Modify `pre-compact-snapshot.sh` to extract from the transcript:

1. **Automation ratio**: output_tokens / (output_tokens + user_input_tokens)
2. **Model ID**: already available from API metadata
3. **Test pass/fail counts**: parse tool call results for test outcomes
4. **File churn**: count Edit/Write tool calls per unique file
5. **Public push flag**: detect `git push` in tool calls

Add these fields to the JSONL log alongside existing metrics.

Estimated effort: extend the existing Python/bash parsing, ~100 lines.

### Phase 2: Post-conversation signals

Add an optional post-commit hook:

6. **Review delta**: compare AI-generated code (from transcript) with
   actual committed code. Measures human review effort.

Estimated effort: new hook, ~50 lines. Requires git integration.

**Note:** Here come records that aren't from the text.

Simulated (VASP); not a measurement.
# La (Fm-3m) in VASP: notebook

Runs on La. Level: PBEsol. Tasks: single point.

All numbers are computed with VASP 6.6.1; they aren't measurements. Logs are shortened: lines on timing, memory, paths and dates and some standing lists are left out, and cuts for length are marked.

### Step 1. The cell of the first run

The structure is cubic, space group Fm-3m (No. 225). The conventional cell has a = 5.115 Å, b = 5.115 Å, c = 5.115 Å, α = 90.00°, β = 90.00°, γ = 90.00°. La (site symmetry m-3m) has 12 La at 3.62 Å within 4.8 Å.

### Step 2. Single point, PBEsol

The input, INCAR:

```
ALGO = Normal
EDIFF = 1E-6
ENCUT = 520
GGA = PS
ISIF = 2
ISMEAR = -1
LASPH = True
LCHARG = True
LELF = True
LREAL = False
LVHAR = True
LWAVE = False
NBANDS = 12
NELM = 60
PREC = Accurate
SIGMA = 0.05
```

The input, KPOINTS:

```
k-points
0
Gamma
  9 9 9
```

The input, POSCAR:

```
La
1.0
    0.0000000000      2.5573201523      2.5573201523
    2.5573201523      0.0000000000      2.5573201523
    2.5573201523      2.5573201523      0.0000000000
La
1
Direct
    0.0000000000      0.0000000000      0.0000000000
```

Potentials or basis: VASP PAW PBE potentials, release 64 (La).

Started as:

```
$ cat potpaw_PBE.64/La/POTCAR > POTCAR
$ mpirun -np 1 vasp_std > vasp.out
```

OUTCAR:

### Phase 3: Aggregate metrics

Build a dashboard script (extend `show-impact.sh`) that computes
portfolio-level metrics across sessions:

7. **Monoculture index**: provider concentration over time
8. **Spend concentration**: cumulative $ per provider
9. **Displacement profile**: % of sessions by substitution type
10. **RLHF demand estimate**: cumulative annotation labor proxy

### Phase 4: Methodology update

Update `impact-methodology.md` Section 19 confidence summary:
- Move categories with proxies from "Unquantifiable" to "Proxy available"
- Document each proxy's limitations honestly
- Update the toolkit README to reflect new capabilities

Update `impact-toolkit/README.md` to accurately describe what the
toolkit measures.

## What this does NOT do

- It does not make the unquantifiable quantifiable. Some costs remain
  qualitative by design.
- It does not produce a single "social cost score." Collapsing
  incommensurable harms into one number would be dishonest.
- It does not claim precision. Every proxy is explicitly labeled with
  its confidence and failure modes.

## Success criteria

- The toolkit reports at least 5 non-environmental metrics per session.
- Each metric has documented limitations in the methodology.
- The confidence summary has fewer "Unquantifiable" entries.
- No metric is misleading — a proxy that doesn't work is removed, not
  kept for show.

## Risks

- **Goodhart's law**: Once measured, users may optimize for the metric
  rather than the underlying cost (e.g., adding fake user tokens to
  lower automation ratio). Mitigate by documenting that proxies are
  indicators, not targets.
- **False precision**: Numbers create an illusion of understanding.
  Mitigate by always showing confidence levels alongside values.
- **Scope creep**: Trying to measure everything dilutes the toolkit's
  usability. Start with Phase 1 only, evaluate before proceeding.